Grounds of Polo’s preeminence among mediaeval travellers.]

66. That Marco Polo has been so universally recognised as the King of Mediaeval Travellers is due rather to the width of his experience, the vast compass of his journeys, and the romantic nature of his personal history, than to transcendent superiority of character or capacity.

The generation immediately preceding his own has bequeathed to us, in the Report of the Franciscan Friar William de Rubruquis,1 on the Mission with which St. Lewis charged him to the Tartar Courts, the narrative of one great journey, which, in its rich detail, its vivid pictures, its acuteness of observation and strong good sense, seems to me to form a Book of Travels of much higher claims than any one series of Polo’s chapters; a book, indeed, which has never had justice done to it, for it has few superiors in the whole Library of Travel.

Enthusiastic Biographers, beginning with Ramusio, have placed Polo on the same platform with Columbus. But where has our Venetian Traveller left behind him any trace of the genius and lofty enthusiasm, the ardent and justified previsions which mark the great Admiral as one of the lights of the human race?2 It is a juster praise that the spur which his Book eventually gave to geographical studies, and the beacons which it hung out at the Eastern extremities of the Earth helped to guide the aims, though scarcely to kindle the fire, of the greater son of the rival Republic. His work was at least a link in the Providential chain which at last dragged the New World to light.3

His true claims to glory.]

67. Surely Marco’s real, indisputable, and, in their kind, unique claims to glory may suffice! He was the first Traveller to trace a route across the whole longitude of ASIA, naming and describing kingdom after kingdom which he had seen with his own eyes; the Deserts of PERSIA, the flowering plateaux and wild gorges of BADAKHSHAN, the jade-bearing rivers of KHOTAN, the MONGOLIAN Steppes, cradle of the power that had so lately threatened to swallow up Christendom, the new and brilliant Court that had been established at CAMBALUC: The first Traveller to reveal CHINA in all its wealth and vastness, its mighty rivers, its huge cities, its rich manufactures, its swarming population, the inconceivably vast fleets that quickened its seas and its inland waters; to tell us of the nations on its borders with all their eccentricities of manners and worship; of TIBET with its sordid devotees; of BURMA with its golden pagodas and their tinkling crowns; of LAOS, of SIAM, of COCHIN CHINA, of JAPAN, the Eastern Thule, with its rosy pearls and golden-roofed palaces; the first to speak of that Museum of Beauty and Wonder, still so imperfectly ransacked, the INDIAN ARCHIPELAGO, source of those aromatics then so highly prized and whose origin was so dark; of JAVA the Pearl of Islands; of SUMATRA with its many kings, its strange costly products, and its cannibal races; of the naked savages of NICOBAR and ANDAMAN; of CEYLON the Isle of Gems with its Sacred Mountain and its Tomb of Adam; of INDIA THE GREAT, not as a dream-land of Alexandrian fables, but as a country seen and partially explored, with its virtuous Brahmans, its obscene ascetics, its diamonds and the strange tales of their acquisition, its sea-beds of pearl, and its powerful sun; the first in mediaeval times to give any distinct account of the secluded Christian Empire of ABYSSINIA, and the semi-Christian Island of SOCOTRA; to speak, though indeed dimly, of ZANGIBAR with its negroes and its ivory, and of the vast and distant MADAGASCAR, bordering on the Dark Ocean of the South, with its Ruc and other monstrosities; and, in a remotely opposite region, of SIBERIA and the ARCTIC OCEAN, of dog-sledges, white bears, and reindeer-riding Tunguses.

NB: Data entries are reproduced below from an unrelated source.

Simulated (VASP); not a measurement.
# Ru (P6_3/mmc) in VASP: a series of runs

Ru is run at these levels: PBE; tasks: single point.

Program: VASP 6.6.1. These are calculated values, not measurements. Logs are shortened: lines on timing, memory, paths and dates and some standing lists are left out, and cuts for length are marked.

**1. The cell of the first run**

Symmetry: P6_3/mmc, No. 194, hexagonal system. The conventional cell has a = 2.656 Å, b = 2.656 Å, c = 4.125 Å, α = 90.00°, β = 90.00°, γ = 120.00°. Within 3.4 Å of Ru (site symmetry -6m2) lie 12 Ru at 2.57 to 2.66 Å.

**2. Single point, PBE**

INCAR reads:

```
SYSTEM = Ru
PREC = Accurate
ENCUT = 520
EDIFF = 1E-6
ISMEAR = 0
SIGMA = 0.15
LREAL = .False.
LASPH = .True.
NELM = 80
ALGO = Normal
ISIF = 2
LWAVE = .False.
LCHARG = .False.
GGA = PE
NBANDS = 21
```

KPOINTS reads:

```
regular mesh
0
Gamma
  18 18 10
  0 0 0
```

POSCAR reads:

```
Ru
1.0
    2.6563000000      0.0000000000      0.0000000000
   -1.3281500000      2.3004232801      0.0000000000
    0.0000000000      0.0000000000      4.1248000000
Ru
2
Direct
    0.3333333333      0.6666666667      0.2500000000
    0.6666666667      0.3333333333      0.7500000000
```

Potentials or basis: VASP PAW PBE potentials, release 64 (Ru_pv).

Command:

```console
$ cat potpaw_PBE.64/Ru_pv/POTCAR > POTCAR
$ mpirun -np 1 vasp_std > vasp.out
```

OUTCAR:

That all this rich catalogue of discoveries should belong to the revelations of one Man and one Book is surely ample ground enough to account for and to justify the Author’s high place in the roll of Fame, and there can be no need to exaggerate his greatness, or to invest him with imaginary attributes.4

His personal attributes seen but dimly.]

68. What manner of man was Ser Marco? It is a question hard to answer. Some critics cry out against personal detail in books of Travel; but as regards him who would not welcome a little more egotism! In his Book impersonality is carried to excess; and we are often driven to discern by indirect and doubtful indications alone, whether he is speaking of a place from personal knowledge or only from hearsay. In truth, though there are delightful exceptions, and nearly every part of the book suggests interesting questions, a desperate meagreness and baldness does extend over considerable tracts of the story. In fact his book reminds us sometimes of his own description of Khorasan:—“On chevauche par beaus plains et belles costieres, là où il a moult beaus herbages et bonne pasture et fruis assez. . . . Et aucune fois y treuve l’en un desert de soixante milles ou de mains, esquels desers ne treuve l’en point d’eaue; mais la convient porter o lui!

Still, some shadowy image of the man may be seen in the Book; a practical man, brave, shrewd, prudent, keen in affairs, and never losing his interest in mercantile details, very fond of the chase, sparing of speech; with a deep wondering respect for Saints, even though they be Pagan Saints, and their asceticism, but a contempt for Patarins and such like, whose consciences would not run in customary grooves, and on his own part a keen appreciation of the World’s pomps and vanities. See, on the one hand, his undisguised admiration of the hard life and long fastings of Sakya Muni; and on the other how enthusiastic he gets in speaking of the great Kaan’s command of the good things of the world, but above all of his matchless opportunities of sport!5

Illustration: PROBABLE VIEW OF MARCO POLO’S OWN GEOGRAPHY

Of humour there are hardly any signs in his Book. His almost solitary joke (I know but one more, and it pertains to the [Greek: ouk anaékonta]) occurs in speaking of the Kaan’s paper-money when he observes that Kúblái might be said to have the true Philosopher’s Stone, for he made his money at pleasure out of the bark of Trees.6 Even the oddest eccentricities of outlandish tribes scarcely seem to disturb his gravity; as when he relates in his brief way of the people called Gold–Teeth on the frontier of Burma, that ludicrous custom which Mr. Tylor has so well illustrated under the name of the Couvade. There is more savour of laughter in the few lines of a Greek Epic, which relate precisely the same custom of a people on the Euxine:—

        —“In the Tibarenian Land

When some good woman bears her lord a babe,

’Tis he is swathed and groaning put to bed;

Whilst she, arising, tends his baths, and serves

Nice possets for her husband in the straw.”7

Absence of scientific notions.]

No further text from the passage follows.